Learning on the Job. In Class.

It’s an unlikely setting for a three-credit course: a narrow staircase next to Ahli Baba’s Khabob Shop on Burlington’s Main Street that leads to an open room dominated by a long table.

But there senior Studio Art major David Bernier stands, racking up academic credit by peeling stickers off big sheets.

They aren’t just any stickers, though; Bernier both designed them and oversaw their production, work he performed during a semester-long internship at The Sticky Brand, a Burlington-based creative shop whose roster of 700 clients includes national brands like The North Face and Burton Snowboards.

And it’s not just any internship. Bernier is one of 30 students taking a new course in UVM’s College of Arts and Sciences, AS 190, that’s designed not to land internships for students (though the course can do that, too) but to make sure they get the most out of them.

Internships +

Bernier and his classmates – Economics, Chemistry, English, Poli Sci and other majors – spend 10 hours a week interning at places like The Sticky Brand, the Echo Museum, the Public Defenders Office, the Lake Champlain Chamber of Commerce, Putumayo World Music and National Life Insurance.

Then, six times a semester, they meet for an hour-and-fifteen- minute class where they talk about the challenges they’re facing, reflect on what they’re learning, relate the internship back to their academic work and pick up practical job search skills.

“We’re processing the internship experience into something that’s way more valuable, both in helping students land other internships and, ultimately, in finding a job and setting a career direction,” says Richard Watts, director UVM’s Center for Research on Vermont, the well-connected longtime Vermonter who teaches the course.

It’s worked for Bernier, who was offered a full-time position at The Sticky Brand after he graduates in May, one of several students from the class whose internship supervisors offered them jobs or paid internships.

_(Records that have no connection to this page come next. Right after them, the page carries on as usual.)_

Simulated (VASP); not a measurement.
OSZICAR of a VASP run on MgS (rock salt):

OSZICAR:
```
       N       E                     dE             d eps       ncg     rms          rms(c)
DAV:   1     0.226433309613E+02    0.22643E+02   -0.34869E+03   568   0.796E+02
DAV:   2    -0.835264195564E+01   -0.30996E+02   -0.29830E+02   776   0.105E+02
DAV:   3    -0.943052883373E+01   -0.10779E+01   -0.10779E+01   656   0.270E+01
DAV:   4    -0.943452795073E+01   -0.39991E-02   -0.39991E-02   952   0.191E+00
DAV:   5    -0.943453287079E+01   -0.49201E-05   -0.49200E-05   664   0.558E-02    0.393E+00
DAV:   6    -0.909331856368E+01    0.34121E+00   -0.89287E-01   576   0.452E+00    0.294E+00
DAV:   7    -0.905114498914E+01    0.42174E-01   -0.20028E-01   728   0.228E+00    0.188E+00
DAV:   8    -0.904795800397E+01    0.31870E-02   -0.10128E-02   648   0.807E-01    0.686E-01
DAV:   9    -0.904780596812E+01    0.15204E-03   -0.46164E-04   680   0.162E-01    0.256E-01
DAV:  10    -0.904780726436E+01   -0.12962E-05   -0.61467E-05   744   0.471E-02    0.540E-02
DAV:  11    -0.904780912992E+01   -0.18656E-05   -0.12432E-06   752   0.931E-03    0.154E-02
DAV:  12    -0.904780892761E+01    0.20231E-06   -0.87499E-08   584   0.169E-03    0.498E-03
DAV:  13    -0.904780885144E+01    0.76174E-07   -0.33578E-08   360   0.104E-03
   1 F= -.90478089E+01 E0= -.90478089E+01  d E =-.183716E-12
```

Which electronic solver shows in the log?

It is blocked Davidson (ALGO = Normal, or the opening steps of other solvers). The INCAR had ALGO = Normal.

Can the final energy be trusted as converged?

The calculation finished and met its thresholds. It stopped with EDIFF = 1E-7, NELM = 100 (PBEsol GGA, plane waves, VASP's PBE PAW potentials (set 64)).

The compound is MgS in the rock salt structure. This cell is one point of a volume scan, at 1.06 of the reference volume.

The course “definitely helped” make him a stronger candidate, he says, pointing to regular assignments Watts makes, like asking students to write up an example of when they took initiative, which often prompts them to do just that.

Alex Gessman – a Political Science major who’s interning at the Lake Champlain Regional Chamber of Commerce, where she raises funds to support innovative start-up companies – says AS 190 has made the internship different from any other she’s had.

“They were kind of the same thing every day; I never put any thought into it,” she says. “Now I think more about the internship; you’re just more aware of everything that goes on.”

Prompted by an exercise that asked students what tasks they liked that they might want to do in a job, Gessman can thank the class for helping her find a career direction she’s passionate about –  business development and market research – which are similar to the skills she used to track down companies likely to contribute funding to start-up companies, which she enjoyed.

Practical matters

In addition to encouraging students to look inward, the course has a distinctly practical side, helping them develop strong LinkedIn accounts, buff up their resumes and hone their interviewing and job-search skills.

“Before the class I didn’t have a LinkedIn account and I didn’t see the value of one,” says Arielle Cheifetz, a junior Environmental Studies major who is interning at the Vermont Climate Pledge Coalition, where she recruits new members and keeps current ones engaged.

After a LinkedIn presentation from UVM’s Career Services office, she saw the light. “It was just like, whoa, there’s this whole resource here that I had never thought of ever.”

Larger effort

AS 190, which is offered in the spring, summer and fall – and may expand to more sections in the future –  is part of a vision Dean Bill Falls has for the College of Arts and Sciences to make internships widely available to students in the college, which enrolls about half of UVM’s undergraduates.

AS 190 joins other several other classes that help upper level students process their internships, in Economics, Psychological Science, Sociology, Fine Arts and Museum Studies.

Falls has also affiliated the College Arts & Sciences College with The Washington Center, a 40-year old program based in the nation’s capital that offers more than 600 internship placements, housing  and affiliated courses during the fall semester, and Semester in the City, a similar program in Boston that places students with social-justice organizations.

And at Fall’s direction, the college has created an internship office, managed by Watts and his colleague, Sophia Trigg, that connects students to the many internship resources at the university.

Through the office, Watts and Trigg found internships for about half the students in AS 190, including Cheifetz and Gessman.

Into the fray

For students like Bernier, the class, and the internship, have been invaluable.

He was thrown into the fray from day one, when he was asked to finish a design a co-worker had started.

“It was a little intimidating, because I was working around someone else’s art, but it came out nice. And the client was into it.”

Bernier thinks internships are the best direct route to a job.

“If you’ve shown what you capable of and that you’re a hard worker and you want to be in an industry,” you have a good chance of being hired, he says.

That’s the driving philosophy behind AS-190, Watts says.

“Internship can seem overwhelming, if don’t know where to start,” he says. “We want to take the anxiety out of finding one – and then turn the experience into something that can really get students started on their careers.”